Counterfeiting (printing fake currency notes/bills) is a problem in all countries, including Turkey. You need to be on your guard.
You Can Buy Them on the Street!
Walking in Istanbul, I saw a street seller with a small portable table. On the table were stacks of US dollars, Turkish liras, and euros: notes of 5, 10, 20, 100, 200… Stacks of them, bound with rubber bands, for sale.
I looked closely at the notes and each had printed on it the word “GEÇERSİZDİR,” which means “Non-negotiable.” In other words, fake. Worthless. Sahte (“Fake” in Turkish).
It was on the US dollar bills, the euros, the Turkish liras. I could have bought a stack of fake US $100 bills for a few real Turkish liras.

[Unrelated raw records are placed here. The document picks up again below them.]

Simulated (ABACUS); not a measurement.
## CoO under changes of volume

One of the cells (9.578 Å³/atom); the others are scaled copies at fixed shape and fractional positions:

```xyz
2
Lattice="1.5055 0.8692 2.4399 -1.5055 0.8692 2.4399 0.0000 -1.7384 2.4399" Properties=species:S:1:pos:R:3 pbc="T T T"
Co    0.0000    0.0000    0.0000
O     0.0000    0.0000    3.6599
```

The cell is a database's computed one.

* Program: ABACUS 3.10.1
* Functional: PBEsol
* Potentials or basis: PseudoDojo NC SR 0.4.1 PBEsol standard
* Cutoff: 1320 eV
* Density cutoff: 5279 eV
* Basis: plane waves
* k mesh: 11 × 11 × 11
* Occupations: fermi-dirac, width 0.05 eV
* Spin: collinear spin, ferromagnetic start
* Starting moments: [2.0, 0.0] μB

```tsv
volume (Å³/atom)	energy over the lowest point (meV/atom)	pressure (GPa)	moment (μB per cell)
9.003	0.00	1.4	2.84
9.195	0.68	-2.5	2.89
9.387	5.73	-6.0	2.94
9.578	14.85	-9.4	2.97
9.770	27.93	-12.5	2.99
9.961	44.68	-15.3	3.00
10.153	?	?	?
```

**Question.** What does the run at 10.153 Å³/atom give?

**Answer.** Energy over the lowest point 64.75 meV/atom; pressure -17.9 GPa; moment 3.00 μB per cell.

A foreign visitor looking closely—as I did—at the dollar and euro notes might see the unfamiliar term GEÇERSİZDİR printed inconspicuously in the corner of each note. Perhaps we’d think it was some bank’s addition, like those marks, scribbles and small rubber stamps sometimes seen on dollar and euro notes in other countries.
But what about the Turkish liras? A Turkish word on a Turkish lira note? We’d probably not notice. The only reason I found it was because I couldn’t believe a guy was selling stacks of currency on the street. And when I finally noticed it, I knew what it meant.
Would you notice it? If you did, would you know it shouldn’t be on a valid Turkish Lira note?
Notes from Banks are Safe. But…
Banks in Turkey and many other countries have currency-counting machines that not only count currency notes, but test the notes for authenticity. If the machine rejects a note, the bank will not accept it. Turkish merchants tell me they periodically receive counterfeit notes, which means they’ve lost money. “We just tear them up,” says one.
Entering a museum recently, I handed the clerk a TL20 note in payment and noticed that she passed it beneath an ultraviolet (“black,” or UVA) lamp before accepting it. (Official markings visible only under ultraviolet light are one common security feature of authentic currency notes.)
If you exchange currency notes at a bank, you’ll almost certainly receive legal notes. At a currency exchange office, the notes will probably be legal, but you should check to be sure. From a merchant, be sure to check.
From someone on the street? Your chances of receiving fake notes is high.
How to Recognize Legal Banknotes
All legal notes have sophisticated, difficult-to-duplicate security features. You should be aware of them, learn to recognize at least some of them, and examine closely any notes coming from unfamiliar sources, or in suspect transactions.
If you plan to buy, exchange or use a significant amount of currency notes, you may want to buy a small, pocket UVA ultraviolet flashlight/torch to carry with you. (Inexpensive lights are sold for the detection of otherwise-invisible pet urine stains.) Be sure it’s a UVA (320-400 nm) lamp, the most common and inexpensive type, as that is the frequency of UV light used for currency security measures. UVB and UVC are used for different purposes, and will not work for checking currency.